Before anyone gets out a red letter and sows it to my chest, I would like to make a case, state the issue, and let the jury decide. [Maybe it’s my inner forensic nerd coming out, but my secret dreams of being the District Attorney for Law & Order SVU are seeping into the blog today. Listen Olivia Benson, just do what I say and everything will be fine.]

THE CASE

With pop culture creating a prefabricated expectation of marital union, it’s important hold fast to what is good, true, beautiful, noble, and right [See Philippians 4:6 as article #1]. There has been a shift from the representation of love and marriage in media from the 1960s to today. Leave It Beaver and Dick Van Dyke portrayed families in traditional familiar structures and celebrated normalcy. The hearth of health was home and every evening or closing monologue ended with conflict being resolved with a smile and hug.

Fast forward to more modern reflections of family from the 90s to today [Rosanne, Married with Children, The Simpsons, Arrested Development, Malcom in the Middle, Family Guy] and you’ll see there is a shift in the depiction of family as well as the marital affection between parents.

If you think I’m going to bash pop culture or media, I’ll show you my TiVo shows, concert tickets, and shout MAZEL like we’re in the Bravo club house and you’ll realize where my affinity lies. However, I believe we—as intelligent, divinely created human beings—have the capacity to create and adhere to the beauty of love and commitment contrary to what is portrayed through movies, magazines, marketing, and media.

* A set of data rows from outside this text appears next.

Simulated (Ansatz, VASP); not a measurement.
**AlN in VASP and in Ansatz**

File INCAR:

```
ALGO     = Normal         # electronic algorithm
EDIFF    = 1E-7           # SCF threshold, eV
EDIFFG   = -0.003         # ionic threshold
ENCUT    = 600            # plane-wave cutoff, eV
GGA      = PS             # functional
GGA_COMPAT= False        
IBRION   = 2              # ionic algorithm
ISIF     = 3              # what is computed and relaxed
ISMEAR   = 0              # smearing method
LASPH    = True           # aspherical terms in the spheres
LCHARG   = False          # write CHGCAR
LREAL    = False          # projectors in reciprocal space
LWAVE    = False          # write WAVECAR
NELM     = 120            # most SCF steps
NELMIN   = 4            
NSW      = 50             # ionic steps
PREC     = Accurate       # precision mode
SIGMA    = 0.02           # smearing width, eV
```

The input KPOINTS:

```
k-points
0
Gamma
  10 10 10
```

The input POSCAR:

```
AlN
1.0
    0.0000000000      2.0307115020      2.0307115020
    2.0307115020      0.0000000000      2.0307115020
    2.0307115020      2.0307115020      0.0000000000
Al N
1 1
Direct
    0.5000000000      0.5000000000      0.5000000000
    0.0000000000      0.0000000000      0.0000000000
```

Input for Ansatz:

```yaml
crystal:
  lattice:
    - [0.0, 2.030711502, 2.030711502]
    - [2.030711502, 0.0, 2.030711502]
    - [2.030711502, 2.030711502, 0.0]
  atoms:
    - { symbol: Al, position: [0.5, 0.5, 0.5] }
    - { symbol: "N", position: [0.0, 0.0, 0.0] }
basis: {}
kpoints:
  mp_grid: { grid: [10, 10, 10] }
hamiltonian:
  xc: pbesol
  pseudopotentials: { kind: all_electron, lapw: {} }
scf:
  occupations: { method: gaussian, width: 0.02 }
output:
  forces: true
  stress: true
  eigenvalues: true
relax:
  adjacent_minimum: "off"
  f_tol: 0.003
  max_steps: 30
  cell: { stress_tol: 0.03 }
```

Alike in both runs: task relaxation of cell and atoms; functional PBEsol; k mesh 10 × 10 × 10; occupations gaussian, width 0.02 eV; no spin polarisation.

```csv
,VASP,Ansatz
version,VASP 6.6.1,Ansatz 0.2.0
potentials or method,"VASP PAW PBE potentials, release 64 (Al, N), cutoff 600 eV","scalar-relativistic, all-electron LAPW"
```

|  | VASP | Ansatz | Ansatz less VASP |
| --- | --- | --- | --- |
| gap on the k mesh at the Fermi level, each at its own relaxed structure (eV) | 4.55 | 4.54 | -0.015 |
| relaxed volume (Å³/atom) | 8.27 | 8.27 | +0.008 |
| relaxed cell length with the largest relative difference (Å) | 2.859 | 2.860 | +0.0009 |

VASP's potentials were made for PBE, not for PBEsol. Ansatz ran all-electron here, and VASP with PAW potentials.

I believe we can display marital affection in a way that encourages and affirms healthy affection between spouses… even at church.

THE ISSUE

People, I’m a passionate woman who loves deeply and expresses affection through physical  touch and word. I made a vow to a man over three years ago to love and to cherish from this day forth. And I intend on keeping it.  I also happen to think he’s a ravishing piece of masculine flesh, so pardon me if I happen to sneak a kiss from him in broad daylight.

Public Displays of Affection [PDA] can be offensive to some and I do believe there should be a standard of what is acceptable [penal code 277 forbids public acts of hokey pokey, if you know what I mean]. But is there a ridiculous unstated standard on church property?

Example One: While at church a few weeks ago, I saw my husband at church and because it was a Sunday and he was serving all day, I didn’t get a chance to say good morning or goodbye as he left the house for work. I casually went up to him and kissed him—to which you might have assumed I jumped on his back and started humping his leg like a dog.

Obviously he was embarrassed that I enacted upon such a lewd act [oh you know, a kiss in public] and kinda laughed like Whoa-keep-it-down-cowgirl,-this-here-is-holy-ground kind of way [God bless his public Puritanical German ways]. To which I rolled my eyes and said, OH MY GOSH! It’s not like we’re David and Bathsheba’ing this moment. We’re married. We kiss. It’s fine. 

Maybe his reaction of warranted. I’ll let you decide.

Example 2: Last week while saying goodbye to Matt at church, I hugged him and gave him a slight pat on his backside. It wasn’t a grope or grab, but more like a Get-back-in-the-game love tap.

Apparently someone saw because a woman came up to me and asked if I grabbed my husband’s butt at church. I laughed a bit because I was nervous but explained that as an athlete and previous coach, I usually do that as a force of habit. She said that as a pastor’s wife, she expected more from me.

What I wanted to say:

  • Oh you expected more? Me too! I love that man and given the opportunity to suck on his face, I would’ve liked that. We’re married and it’s high time we start showing married people who actually LIKE being married. Maybe you should MAKE OUT with your husband so it’ll loosen you up, sister!

What I said:

  • Pastor’s wife? Oh, uh, yeah. I’m a pastor’s wife. Well, uh, we’re newly weds. 

THE JURY

Let’s get real: I’m still going to do my thang’ and publicly love my husband. In the words of of the Jersey Shore DJ Pauly D, You do you and I’m going to do me. But I’m also open to better addressing this issue.

PDAs are one thing, but if there is an unwritten rule about affection at church, will someone please let me know?

What’s the verdict? Where do people stand on this issue? Furthermore, is there a way to affirm marital affection in public without offending those from the Victorian era of puritanical virtues?